Opinion
2013-05-16
Mark Garraway, Pine City, appellant pro se. Eric T. Schneiderman, Attorney General, Albany (Peter H. Schiff of counsel), for respondents.
Mark Garraway, Pine City, appellant pro se. Eric T. Schneiderman, Attorney General, Albany (Peter H. Schiff of counsel), for respondents.
Before: PETERS, P.J., ROSE, STEIN and McCARTHY, JJ.
Appeal from a judgment of the Supreme Court (O'Connor, J.), entered April 30, 2012 in Albany County, which, in a proceeding pursuant to CPLR article 78, granted respondents' motion to dismiss the petition.

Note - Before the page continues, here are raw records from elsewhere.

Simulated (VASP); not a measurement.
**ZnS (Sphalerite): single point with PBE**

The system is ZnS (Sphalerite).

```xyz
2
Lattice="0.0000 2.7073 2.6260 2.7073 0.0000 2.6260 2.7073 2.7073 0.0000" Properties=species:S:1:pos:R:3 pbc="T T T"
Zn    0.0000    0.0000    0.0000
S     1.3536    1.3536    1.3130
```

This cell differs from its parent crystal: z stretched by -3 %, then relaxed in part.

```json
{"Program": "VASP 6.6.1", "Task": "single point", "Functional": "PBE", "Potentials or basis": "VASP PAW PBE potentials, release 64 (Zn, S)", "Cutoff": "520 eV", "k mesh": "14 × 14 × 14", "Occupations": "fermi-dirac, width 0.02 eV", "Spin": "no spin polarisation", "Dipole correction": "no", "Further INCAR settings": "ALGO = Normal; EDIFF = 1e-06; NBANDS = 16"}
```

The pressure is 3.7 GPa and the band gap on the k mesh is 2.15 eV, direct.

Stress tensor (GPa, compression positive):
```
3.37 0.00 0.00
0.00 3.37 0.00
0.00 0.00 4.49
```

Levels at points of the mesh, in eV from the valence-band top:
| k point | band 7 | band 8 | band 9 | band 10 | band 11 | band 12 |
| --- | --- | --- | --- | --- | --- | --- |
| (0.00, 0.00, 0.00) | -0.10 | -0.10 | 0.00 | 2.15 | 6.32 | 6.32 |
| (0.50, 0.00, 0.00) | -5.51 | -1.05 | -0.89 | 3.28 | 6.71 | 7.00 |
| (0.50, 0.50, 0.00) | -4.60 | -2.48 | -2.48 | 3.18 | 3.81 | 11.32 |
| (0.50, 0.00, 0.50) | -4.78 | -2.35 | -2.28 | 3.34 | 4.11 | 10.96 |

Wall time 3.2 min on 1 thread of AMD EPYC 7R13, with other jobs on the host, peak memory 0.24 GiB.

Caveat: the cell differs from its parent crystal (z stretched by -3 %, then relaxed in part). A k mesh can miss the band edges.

Petitioner commenced this CPLR article 78 proceeding challenging a determination finding him guilty of violating certain prison disciplinary rules. Respondents moved to dismiss the petition on the grounds that it failed to state a cause of action and does not set forth sufficiently clear and concise statements in consecutively numbered paragraphs. Supreme Court granted the motion, finding that the petition lacked the necessary specificity as required by CPLR 3013. This appeal ensued.
We affirm. CPLR 3013 requires that a petition be “sufficiently particular to give the court and parties notice of the transactions, occurrences, or series of transactions or occurrences, intended to be proved and the material elements of each cause of action or defense.” We agree with Supreme Court that, even considering the attached misbehavior report and the accompanying affidavit by petitioner, the conclusory and generalized statements are insufficient to meet the requirements of CPLR 3013. Moreover, the untitled document attached to the petition consisting of unnumbered paragraphs is not sworn to or notarized and, therefore, cannot be considered ( see Matter of Ali v. Goord, 15 A.D.3d 699, 700, 788 N.Y.S.2d 736 [2005] ). Accordingly, the motion was properly granted dismissing the petition ( see Matter of Pettus v. New York State Dept. of Correctional Servs., 77 A.D.3d 996, 908 N.Y.S.2d 373 [2010];Matter of Escalera v. State of New York, 67 A.D.3d 1137, 1138, 887 N.Y.S.2d 873 [2009];Matter of Johnson v. Goord, 290 A.D.2d 844, 845, 736 N.Y.S.2d 284 [2002] ).
ORDERED that the judgment is affirmed, without costs.